Course: Private Snow Boarding Lessons

Institution: Squaw Valley Ski School

Instructor: Travis

Location: Squaw Valley, Tahoe, CA

In these very ambiguous times, there’s a lot to fear. Will I fail? Will I succeed? Will I be alright? From the generalized to the very particular. Did you know that Allodoxaphobia is the fear of opinions? If you have that, I suggest you stop reading here.

“The only thing we have to fear is fear itself.” I must admit, this popular quote never occurs to me when I’m afraid. It’s tough to face fear in all its interesting forms, everywhere it pops up. Facing fear takes courage – an ability to be aware and present no matter how uncomfortable. Not an easy task when the main sources of your fear, your thoughts, are taking you everywhere but here. It’s tough to grasp that when we are consumed by fear, what we think may be happening or will happen may not actually be happening or happen at all.

That’s what happened to me. A while back, my college boyfriend, a snowboarding instructor, decided he was going to teach me to snowboard. Tears (his) and recriminations (mine) prevented us from even getting down a bunny slope together.

Frankly, I was terrified of snowboarding. I never learned to ski as a child – we didn’t have the money and growing up no one I knew had even seen snow. All I knew about boarding was that I didn’t know anything about it. It was new and would require new things from me and that scared the bejeezus out me. I thought I would die getting off a chair lift or die from exposure. I thought that I didn’t have the right gear or was mistakenly on a black diamond run. I thought that Après was some sort of secret society that excluded brown girls from Los Angeles.

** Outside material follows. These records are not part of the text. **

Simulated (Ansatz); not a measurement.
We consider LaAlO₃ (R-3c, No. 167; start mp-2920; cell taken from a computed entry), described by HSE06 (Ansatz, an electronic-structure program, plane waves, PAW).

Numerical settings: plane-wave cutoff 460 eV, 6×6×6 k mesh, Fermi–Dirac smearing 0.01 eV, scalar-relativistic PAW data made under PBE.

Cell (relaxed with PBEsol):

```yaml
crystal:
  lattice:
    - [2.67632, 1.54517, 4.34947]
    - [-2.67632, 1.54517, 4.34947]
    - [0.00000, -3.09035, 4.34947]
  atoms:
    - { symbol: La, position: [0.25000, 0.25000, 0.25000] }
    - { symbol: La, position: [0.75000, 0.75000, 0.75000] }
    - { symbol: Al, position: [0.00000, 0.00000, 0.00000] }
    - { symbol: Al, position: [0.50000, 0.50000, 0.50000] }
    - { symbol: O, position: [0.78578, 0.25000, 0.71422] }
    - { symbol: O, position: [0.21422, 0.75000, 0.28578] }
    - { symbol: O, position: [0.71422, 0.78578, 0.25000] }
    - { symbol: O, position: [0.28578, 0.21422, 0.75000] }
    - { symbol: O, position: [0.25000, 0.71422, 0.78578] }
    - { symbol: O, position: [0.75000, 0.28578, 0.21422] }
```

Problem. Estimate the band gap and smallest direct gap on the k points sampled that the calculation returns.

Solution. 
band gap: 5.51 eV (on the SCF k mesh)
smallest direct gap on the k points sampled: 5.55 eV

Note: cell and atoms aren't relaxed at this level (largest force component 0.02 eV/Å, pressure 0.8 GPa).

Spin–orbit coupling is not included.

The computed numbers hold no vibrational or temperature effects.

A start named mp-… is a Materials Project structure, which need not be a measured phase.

It took me years to get up the courage to try again and those attempts were equally terrible. Finally, I enrolled in a snowboarding school in Whistler. I had no idea what I was getting into. I went by myself and somehow landed in a house full of nine dudes (really – no better way to describe them). They were from all over the world, Japan, France, Italy, Australia – there to become certified snowboarding instructors.

Somehow I, the consummate beginner, had ended up in a house of near pros. Packed with all my gear were all my old fears: Tachophobia (the fear of speed), Atelophobia (the fear of imperfection), Atychiphobia (the fear of failure) and Catagelophobia (the fear of being ridiculed).

We snowboarded 5 hours a day every day for a week. When we were not riding, we worked on board maintenance or watched snowboarding footage. That’s it. It was monastic really.

I learned though. I discovered that the irrational fear, the fear that is important to face, first comes up in your mind and then makes its way to your body – tensing you up. And if there’s anything you cannot be while snowboarding – it’s tense. You have to get loose and bend your knees. A relaxed body is better able to respond to the dynamics of the terrain.

I also learned how to manage my fear by doing a few key things:

(1) get help: getting a lesson is a great way to have someone with you who is not invested in the outcome, just in teaching – boyfriend/girlfriend or parent/child skirmishes alleviated plus there’s a certain safety in numbers;

(2) be mindful and aware moment to moment: focusing in on the skills I learned in boarding school kept my mind from going off into the thoughts that fed my fear. As Rosa Parks once said, “Knowing what must be done does away with fear;” and

(3) accept my fear: it’s okay to feel fear. Just acknowledging that I was afraid allowed me to put it down and get focused on what I needed to do. As Lauren Ambrose puts it “The fear is the way through.” Or put another way: “The coward turns attention toward fighting fear; the warrior accommodates it.”

By the end of the week I was much better – hitting all the blues and a few blacks on Whistler. I finally knew what to do on a chair lift. I understood that everyone wipes out – even the best and sometimes even on exiting a chair lift. Shit happens out there. The fun is that it’s usually a soft landing.

Today, when fear, of any kind, is getting the best of me I go boarding. That’s why I headed to Tahoe last week. After a few missed seasons, I was a bit worried about how I’d do so I signed up for a lesson. Ironically, my teacher’s name was Travis. Travis and I got out on the first cable ride up the mountain and marveled at the sun peeking out from the clouds. The snow was perfect – fluffy, pristine. I snapped on my board and did the awkward shuffle to the lift line. That’s where it hit me: all my old fears came raging back. What if I wipe out trying to get off the chair lift? What if I make a fool of myself? Am I too old for this?

Yep, even though I knew what I was doing, I still had fear. It never seems to go away completely and that’s the challenge. Courage takes practice. Ever the good student, I turned towards Travis in the lift chair and said, “I’m afraid.” He said, “Okay.”

Not sure what else to say I focused on the upcoming chair lift exit and told myself, “Trust your body. Look where you want to go.” I exited smoothly and joined him at a perch above the run.

He turned to me and said, “Whenever you encounter anything steep you want to stop at the top and plan your route.”

I nodded my head, trying to appear confident but truth be told I was beginning to sweat. I was so sure I was going to flip butt over head in a matter of seconds. Travis, without additional preamble, started his descent. I watched him carve smooth S shapes across the snow. I focused on those shapes and before I knew it, I was riding in his wake.

And then – I caught an edge. Then some air and before I could gather my thoughts was thrown into a pillow soft heap of snow. It felt fantastic. I started laughing uncontrollably. I punched back up and continued riding down to Travis.

“Are you okay?” he asked?

“Oh yeah, “ I said, with a big grin on my face. “I had to get that out of the way.”

“Cool ,” he said. “See? Being afraid can be fun.” Then Travis zipped on down the mountain and I was not far behind.